On the western side of Wombat Hill the town is seen deploying its rectangular streets towards the rising ground opposite, where villa and cottage residences have been erected upon jutting knolls and eligible ledges. The principal churches of which the Episcopalian and the Roman Catholic are not without some architectural pretensions are well placed upon the hitherward slope; and the handsome municipal hall is a conspicuous feature in the town itself. Daylesford is supplied with water from a reservoir of eleven acres, which receives a pure mountain stream, and at Bullarto, seven miles distant, is well stocked with fish. Mineral springs abound in the immediate neighbourhood; those at Hepburn resemble in their composition the celebrated waters at Schwalbach, Spa and Cheltenham, and appear to be extremely beneficial in cases of atony, dyspepsia, gastric fever, and liver complaints.

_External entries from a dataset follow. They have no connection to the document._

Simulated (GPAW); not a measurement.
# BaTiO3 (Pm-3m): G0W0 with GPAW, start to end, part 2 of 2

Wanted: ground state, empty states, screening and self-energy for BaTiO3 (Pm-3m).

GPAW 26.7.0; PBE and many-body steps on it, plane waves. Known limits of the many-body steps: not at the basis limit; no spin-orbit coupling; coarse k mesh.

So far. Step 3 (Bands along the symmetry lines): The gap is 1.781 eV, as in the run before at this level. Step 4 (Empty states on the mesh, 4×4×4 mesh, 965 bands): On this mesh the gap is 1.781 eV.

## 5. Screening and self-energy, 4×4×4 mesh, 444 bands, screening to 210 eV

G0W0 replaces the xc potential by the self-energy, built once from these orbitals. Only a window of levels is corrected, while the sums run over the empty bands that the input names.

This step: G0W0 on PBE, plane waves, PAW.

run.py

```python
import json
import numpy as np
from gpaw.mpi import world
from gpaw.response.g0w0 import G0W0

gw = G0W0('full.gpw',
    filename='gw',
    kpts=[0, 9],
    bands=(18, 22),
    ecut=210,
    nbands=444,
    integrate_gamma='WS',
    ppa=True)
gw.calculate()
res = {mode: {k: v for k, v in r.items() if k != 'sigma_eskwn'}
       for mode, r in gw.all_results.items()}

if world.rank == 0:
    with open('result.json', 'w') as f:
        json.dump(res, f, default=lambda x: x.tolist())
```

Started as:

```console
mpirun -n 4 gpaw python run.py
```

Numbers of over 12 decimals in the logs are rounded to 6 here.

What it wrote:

The neighbourhood of Daylesford teems with waterfalls, those of Stony
Creek and Sailors Creek being but a mornings walk from the town. The road to
the first lies through a pretty bit of bush scenery, where tall saplings have already
sprung up to conceal the scars inflicted on the face of nature by the diggers, whose
abandoned shafts gape at the wayfarer like so many open graves. Springs issue from the
gravelly soil, and a wooden bridge crosses the creek just before it leaps over a platform
of lock, about fifty feet high, into a ravine flanked by steep banks and in places by
rugged escarpments. Close by is
what was once an hotel, from which all the custom has ebbed away; and there are a few
cottages in the neighbourhood inhabited by Italians who still cherish fond memories of the
"land of the citron and myrtle," and whose hearts warm to the stranger who can
speak to them in their own tongue of the smiling plain of Lombardy and the lovely, shores
of the Maggiore, from which, and from the Ticino, most of them seem to have emigrated.
Pursuing a broad bush track, still encumbered with the butts of the trees which have teen felled, and with the gaunt skeletons of those which are awaiting the woodmans axe, the falls of Sailors Creek can be reached in a journey of less than two miles. Here two small streams separated by a massive promontory of rock, fissured and seamed so as to resemble the rough masonry of the old Etrurians descend into a gorge, upwards of a hundred feet deep in places, enclosed between walls, of massive boulders, beautifully stained with mosses and lichens. These cliffs are supplanted, a little farther on; by steep and thickly wooded banks, at the bottom of which flows the stream formed by the junction of the two falls. But its waters if audible are invisible, owing to the dense undergrowth of lightwood, sassafras, pittosporum, cherry and other trees, and of shrubs which flourish in a humid habitat. A small wooden place of worship occupies a shelf of rock between the outfall of the two creeks, and looks down upon a scene of singular and romantic beauty.
Besides the Trentham or Coliban Falls already referred to, which can be
reached in little more than an hour from Daylesford, there are those on the Kangaroo
Creek, six miles distant, and the Loddon Falls, which are within a mile of the coach road
to Malmesbury. The ride to this town is in the winter months performed after dark, and the
impression it leaves on the mind is somewhat phantasmagoric. The country is extremely
hilly during the first part of the journey, and much of it is covered with timber, so that
an endless procession of weird-looking trees seems to defile silently past the spectator,
with here and there a burning trunk to cast a fitful glare upon the encompassing darkness.
The coach halts at
Glenlyon, a small township on the Loddon, which here flows at the foot of a serpentine
range, and on the other side is a tract of good agricultural land, quitting which, the
road crosses a high ridge and then passes almost in a straight line through a valley about
a mile wide, hemmed in on each side by ranges, but opening out somewhat as it reaches
Malmesbury. This is a thriving town prettily situated on the Coliban, the waters of which
here flow into a reservoir capable of storing two thousand eight hundred and forty million
gallons of water for the supply of Castlemaine and Sandhurst. Surrounded by a large area
of agricultural country and possessing gold-bearing quartz reefs, alluvial deposits and
extensive stone quarries, Malmesbury is a progressive place, with four churches, a town
hall, several hotels a couple of banks, a State school, a mechanics institute
and library, a racecourse, and public gardens. Southward from Malmesbury, lies Kyneton, at
a distance of seven miles by railway.